A hypothetical case study using documented aquifer properties of the Woodbine aquifer in Texas indicates that the available volume is insufficient volume to store all of the CO2 being generated by power plants in the vicinity for more than 14 years. However, the CO2-brine displacement increases storage efficiency enough to store the CO2 produced for 84 years at the current rate of coal fired electric power generation. Using the reported brine salinity of the Woodbine aquifer, the energy requirements for CO2 transport and injection, brine production and transport, desalination, and saturated brine injection are estimated consistent with assumptions about the location of injection and production wells, the desalination unit or units, and whether desalinated water can be used by the power plant or for other uses.

While this approach may enable CO2 storage, the high energy cost ranging from 7.5% to 16% of the total power generation capacity is not insignificant, and comes with significant land use implications for injection and production wells, pipelines, etc. The importance of these results cannot be overstated.

Introduction
An average coal fired power plant with a capacity of 500MW will generate about 3 million tonnes of CO2 per year or about 8200 tonnes per day. While using CO2 in enhanced oil recovery (EOR) offers value, the amount of CO2 that can be used for this purpose is considerably less what is being emitted from coal fired power plants operating in the USA today. Deep saline aquifers offer considerably more potential pore volume, and typically they are located nearer to power plants than are EOR operations. Ehlig-Economides and Economides (2010) provided a simple model showing that when multiple injection wells are needed to enable bulk injection of the CO2 from one or more power plants into a given aquifer, the maximum aquifer storage efficiency is about 1%. That is, at least 100 aquifer pore volumes are needed for each pore volume of CO2 injected.

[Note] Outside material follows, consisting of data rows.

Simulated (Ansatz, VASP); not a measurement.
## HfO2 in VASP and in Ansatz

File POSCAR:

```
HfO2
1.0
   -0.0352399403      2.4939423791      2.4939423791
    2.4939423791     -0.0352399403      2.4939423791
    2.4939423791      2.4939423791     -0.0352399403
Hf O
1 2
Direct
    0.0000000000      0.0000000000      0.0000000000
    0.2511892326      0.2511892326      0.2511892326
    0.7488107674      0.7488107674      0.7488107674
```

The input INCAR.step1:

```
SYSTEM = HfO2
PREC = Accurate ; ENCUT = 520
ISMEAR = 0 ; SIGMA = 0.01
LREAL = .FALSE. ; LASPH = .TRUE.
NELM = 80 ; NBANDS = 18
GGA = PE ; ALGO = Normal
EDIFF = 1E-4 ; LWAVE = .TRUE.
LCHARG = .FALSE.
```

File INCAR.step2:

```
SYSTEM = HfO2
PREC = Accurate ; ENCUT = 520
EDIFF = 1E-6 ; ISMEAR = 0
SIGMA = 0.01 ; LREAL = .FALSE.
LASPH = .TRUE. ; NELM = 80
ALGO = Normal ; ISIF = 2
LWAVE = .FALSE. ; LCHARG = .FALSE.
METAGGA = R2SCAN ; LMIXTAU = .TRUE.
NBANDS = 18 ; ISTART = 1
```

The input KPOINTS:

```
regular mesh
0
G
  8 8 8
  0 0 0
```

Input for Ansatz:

For a given aquifer, storage efficiency increases when more wells are used for the bulk injection, and the number of wells required is inversely proportional to the aquifer permeability thickness product. Because the aquifer pressure will rise under bulk CO2 injection, Ehlig-Economides et al., 2010, recommended regular pressure falloff testing in CO2 injection wells to monitor aquifer pressure behavior, and, in particular, to watch for evidence that CO2 may be leaking from the aquifer. Anchliya and Economides (2009) investigated producing the same volume of brine as is injected as CO2 to avoid pressurizing the aquifer and found that this increases the aquifer storage efficiency. This study also investigated brine injection above the CO2 injection as a way to keep the CO2 plume from rising to the top of the aquifer, thereby accelerating CO2 trapping and dissolution. A simulation applying this approach for the same aquifer properties as studied for bulk injection indicated a 4-fold increase in the aquifer storage efficiency. Furthermore this study indicated that almost 90% of the CO2 was rendered immobile as early as 20 years after the end of the CO2 injection period.